College Sports

South Carolina football avoided disaster vs. Jax State. Does that inspire confidence?

Rich Rodriguez walked into the media room with his voice soft and his eyes red. He had either just shed tears or was doing all he could to hold them in. He was sniffling and wiping his face as he answered questions.

The former head coach at West Virginia, Michigan and Arizona, Rodriguez — now in his second year coaching Jacksonville State (7-3) — is not new to losing in college football. And, still, he looked like a man who lost his job and then crashed his car. Devastated. Deflated. Angry.

Jacksonville State, which will be paid $1.3 million by South Carolina to play at USC, had defied all expectations on Saturday. Actually, all year. This is a program in its first season in FBS (JSU is in Conference USA), meaning most of Rodriguez’s roster is full of FCS-level talent and probably will be for another year or so.
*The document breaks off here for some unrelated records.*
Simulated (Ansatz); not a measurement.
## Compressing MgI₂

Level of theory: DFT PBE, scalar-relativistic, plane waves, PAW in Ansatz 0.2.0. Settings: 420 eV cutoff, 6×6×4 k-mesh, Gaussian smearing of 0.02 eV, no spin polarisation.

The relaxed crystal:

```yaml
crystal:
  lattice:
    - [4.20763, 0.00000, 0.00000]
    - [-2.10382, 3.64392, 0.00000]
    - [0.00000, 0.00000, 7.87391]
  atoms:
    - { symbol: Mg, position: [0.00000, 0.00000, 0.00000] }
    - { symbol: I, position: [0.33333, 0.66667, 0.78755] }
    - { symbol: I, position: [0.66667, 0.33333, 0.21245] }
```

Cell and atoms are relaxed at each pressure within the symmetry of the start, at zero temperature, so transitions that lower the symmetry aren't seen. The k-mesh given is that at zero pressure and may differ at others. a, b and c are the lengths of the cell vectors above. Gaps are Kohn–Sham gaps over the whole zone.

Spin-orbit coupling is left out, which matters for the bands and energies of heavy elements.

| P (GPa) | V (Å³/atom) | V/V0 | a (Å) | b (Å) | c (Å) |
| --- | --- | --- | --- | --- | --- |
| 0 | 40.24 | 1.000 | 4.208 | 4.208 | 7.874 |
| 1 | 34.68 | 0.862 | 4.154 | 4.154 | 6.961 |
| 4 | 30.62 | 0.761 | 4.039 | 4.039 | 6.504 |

It was a moral victory that Vegas only picked South Carolina as 14.5-point favorites. It was a moral victory that JSU led by a touchdown late in the third quarter. It was a moral victory Jacksonville hung tough with South Carolina, with its SEC talent and SEC money, and only lost 38-28.

But Rodriguez was not one for moral victories on Saturday. Maybe, in a few weeks or months, he’ll reconsider. But, minutes after walking off the field at Williams-Brice Stadium, Rodriguez thought his team should’ve won. Like, actually won. No moral victory. A real victory.

“The what-ifs make you sick,” Rodriguez said. “We know why we’re here. It’s a payday. Getting a nice check. It’s about a quarter of our budget. But we want to win. And the guys played hard enough to do it, but I’ve gotta help them a little bit.”

And it’s hard to argue with him. For most of the day, some might say the whole day, Jacksonville State was the better team. Using blistering tempo and the read-option that Rodriguez popularized back in the day, JSU kept South Carolina’s defense out of breath, out of position, out of sorts.

The Gamecocks from Alabama ran the ball 57 times for 225 yards and kept USC’s defense on the field for 84 plays.

Does that say more about Jacksonville State or South Carolina? Time will tell.

The good/bad news for USC: If not for four Jacksonville State turnovers, JSU would have tacked on plenty more yards and points.

The most-costly JSU mistake came late in the fourth quarter. The underdogs were down three and driving. Past midfield. Into the red zone. If you’ve been closely following this South Carolina season, you were expecting Jacksonville State to stroll into the end zone. Kick a game-tying field goal, at best.

But USC’s defense, to their credit, met the moment. Sophomore linebacker Stone Blanton recognized JSU’s play call, bolted to the wheel route and snatched what would be an 88-yard pick-six.

“He was in the right place and made a really instinctive play,” USC coach Shane Beamer said. “Now, if the quarterback had thrown it deep and kept going, we’re maybe having a different story here.”

Minutes after the game, Rodriguez was still kicking himself for the decision.

“I would have run it, did something different,” he said. “I’m probably gonna be sick when I watch it because there might be a guy or two that’s open. But, either way, we were running the ball good. The plan then was to try and win it right at the end. Not give them any time on the clock. So calling a run play would’ve been smart on my part.”

South Carolina’s defense has struggled all season. Heading into Saturday’s matchup, no team in the SEC had allowed more yards. Florida had its way with South Carolina. So did Missouri and Texas A&M. In a way, Jacksonville State seemed like the get-right game, a lesser opponent that would build some confidence.

It led to a win. But it might be hard to have much confidence going forward.

“Physically, for the most part, we have better players,” Beamer said. “Not for the most part. I’d say at every position we should have better players than them being in the SEC.”

Beamer’s right. Rodriguez would say the same thing. The Jacksonville State coach gushed about how quarterback Spencer Rattler is “a Sunday guy.” He praised South Carolina receiver Xavier Legette — “Oh, he’s a freak,” Rodriguez said.

If Jacksonville State had either one of those dudes, perhaps it wins going away.

But even as Rattler (27-38, 399 yards, 2 TDs, 0 INTs) and Legette (9 catches, 217 yards, 2 TDs) shined, South Carolina still couldn’t pull ahead of Jacksonville State, a school Rodriguez is still having to tell people, “No, we’re not by the beach. We’re in the mountains in Alabama.”

That is the frustrating part about South Carolina this year and historically — great talent isn’t always surrounded by a great team.

South Carolina has three games to change that narrative. It needs to win out to become bowl-eligible. And after Saturday, USC should be relieved a bowl is even still on the table.